Hamas spent weeks in fall 2012 deliberately escalating the amount and sophistication of rockets and missiles it launched against Israelis. The result was an eight-day bombing campaign by Israel that severely degraded the group’s command and control infrastructure and highlighted Hamas’s ability to penetrate Israel’s Iron Dome-based missile shield.
To the south of the Hamas-controlled Gaza Strip, the Palestinian terror Hamas aligned itself with the Egyptian Muslim Brotherhood, which was then in control of Egypt. The move put the group on the wrong side of the Egyptian military, which was already at odds with the Muslim Brotherhood-linked government of President Mohammed Morsi. Egyptian military officials waged a media war to erode Hamas’s standing inside the country, and – after Morsi fell – moved to close both Gaza’s smuggling tunnels and border crossings. The result largely cut Hamas off from the outside world.
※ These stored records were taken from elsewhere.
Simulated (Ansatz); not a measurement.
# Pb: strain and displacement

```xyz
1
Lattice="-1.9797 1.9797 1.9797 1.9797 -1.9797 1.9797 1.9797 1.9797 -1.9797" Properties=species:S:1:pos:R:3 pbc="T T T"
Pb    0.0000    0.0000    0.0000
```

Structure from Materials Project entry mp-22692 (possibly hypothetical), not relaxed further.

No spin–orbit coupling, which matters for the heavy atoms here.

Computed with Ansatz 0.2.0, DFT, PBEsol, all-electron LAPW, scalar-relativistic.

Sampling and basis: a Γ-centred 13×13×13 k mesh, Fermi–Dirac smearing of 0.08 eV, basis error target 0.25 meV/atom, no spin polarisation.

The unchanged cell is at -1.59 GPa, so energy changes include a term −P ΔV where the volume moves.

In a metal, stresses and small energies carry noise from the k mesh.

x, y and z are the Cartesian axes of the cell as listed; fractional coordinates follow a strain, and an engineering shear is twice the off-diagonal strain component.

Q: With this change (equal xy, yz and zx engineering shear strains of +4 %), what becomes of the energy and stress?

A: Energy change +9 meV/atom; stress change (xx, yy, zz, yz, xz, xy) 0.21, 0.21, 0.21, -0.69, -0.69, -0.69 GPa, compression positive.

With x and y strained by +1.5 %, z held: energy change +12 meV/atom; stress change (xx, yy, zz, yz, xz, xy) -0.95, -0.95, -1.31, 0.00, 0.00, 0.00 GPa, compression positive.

By mid-2013 regional blocs were forming in the Middle East. The U.S.’s traditional Israeli and Arab allies were pitted opposite a Shiite extremist Iranian/Syrian/Hezbollah axis, and both of them were opposite a Sunni extremist bloc that included the Muslim Brotherhood, Turkey, and Qatar. Hamas tried to triangulate between the Shiite and Sunni extremist blocs. It ended up alienating both.
The left-leaning Israeli paper Haaretz quotes a Hamas official declaring that it’s over:
That is precisely Hamas’s problem. It was kicked by Iran and then “sentenced to death” by Egypt, in the words of a senior Hamas official. Jordan won’t let the organization open an active branch there and Qatar sends small change with a promise of more. But with the Rafah crossing to Egypt open fitfully (it’s been closed for the last three days) and Israel impeding the entry into the Strip of building materials, the aid from Qatar has little impact… Walls in Gaza are now filled with graffiti calling for an end to Hamas rule, while Palestinian media outlets in the West Bank report Gazans’ dissatisfaction with the Hamas regime and their loss of personal security.
Evaluating Hamas’s precipitous decline weeks ago, Jonathan Schanzer, vice president of research at the Foundation for Defense of Democracies, argued that Western policy makers have a narrow window of opportunity to strike a death blow to the group.